Smart Motorway Safety Tech ‘Must’ Improve, Says Regulator
The Transport Watchdog has stated that smart motorway technology ‘must’ improve urgently.
The statement was part of a review of all-lane running smart motorways and looked at the impact that the safety technology has had on the roads over the past few years.
All-lane running smart motorways aim to ease congestion through smart technology solutions which allow the hard shoulder to become a running lane to help ease traffic during busy periods.
But many experts have been critical of smart motorways since they were first introduced in 2002, with people insisting that more needs to be done to make the roads safer.
And the rollout of new all-lane running smart motorways was paused in January 2022 amid further investigations and has yet to resume.

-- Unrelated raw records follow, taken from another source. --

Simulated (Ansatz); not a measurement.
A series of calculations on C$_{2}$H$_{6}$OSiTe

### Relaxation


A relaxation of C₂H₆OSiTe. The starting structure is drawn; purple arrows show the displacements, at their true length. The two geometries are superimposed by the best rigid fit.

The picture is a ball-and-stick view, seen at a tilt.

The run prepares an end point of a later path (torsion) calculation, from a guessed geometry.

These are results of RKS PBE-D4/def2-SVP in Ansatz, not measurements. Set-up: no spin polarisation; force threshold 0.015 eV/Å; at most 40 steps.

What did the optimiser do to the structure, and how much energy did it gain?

The government is now collecting data on existing all-lane smart motorways to assess their safety before it allows any more to be built.
What Is A Smart Motorway?
Smart Motorways were introduced in 2002, with All Lane Running (ALR) versions first opening in 2014.
They use traffic management methods including variable speed limits and using the hard shoulder as a running lane to control the flow of traffic in a way that minimises cost, time and environmental impact.
The benefit comes from the fact that you don’t need to build additional lanes to implement smart motorways, so improvements in traffic flow and management can be made much quicker.
No new ALR motorways are allowed to open without radar technology to spot stopped vehicles on the hard shoulder, which has been a safety concern since Smart Motorways were implemented in the UK.
Highways England is currently upgrading Smart Motorway cameras to enable them to detect any cars driving in closed lanes. This is known as a ‘red X’ violation, which can be enforced by police.
Red X violations will result in drivers being hit with an automatic £100 fine and three penalty points once camera enforcement is operational.
The Smart Motorway Safety Issue
Smart Motorways have been subject to significant scrutiny since their introduction, with ‘improvement measures’ laid out in a Stocktake Report on Smart Motorways in March 2020.
The report outlined an 18-point action plan that needed to be undertaken, including camera improvements and an advertising campaign to inform drivers of etiquette on the ALR roads.
Smart Motorways – What’s The Latest?
National Highways has installed 122 enforcement cameras that automatically detect vehicles that ignore red X lane closure signs.
And they’ve also committed to building more emergency refuge areas, with the target being for one to be present every three-quarters of a mile on smart motorways.
In addition to this, Stopped Vehicle Detection (SVD) has now been installed on every existing all-lane motorway in 2022, although it’s still too early to see the impact this will have on road safety.
There are still calls from some experts to look at other ways smart motorways could be used, perhaps with hard shoulders only being used in severe traffic jams.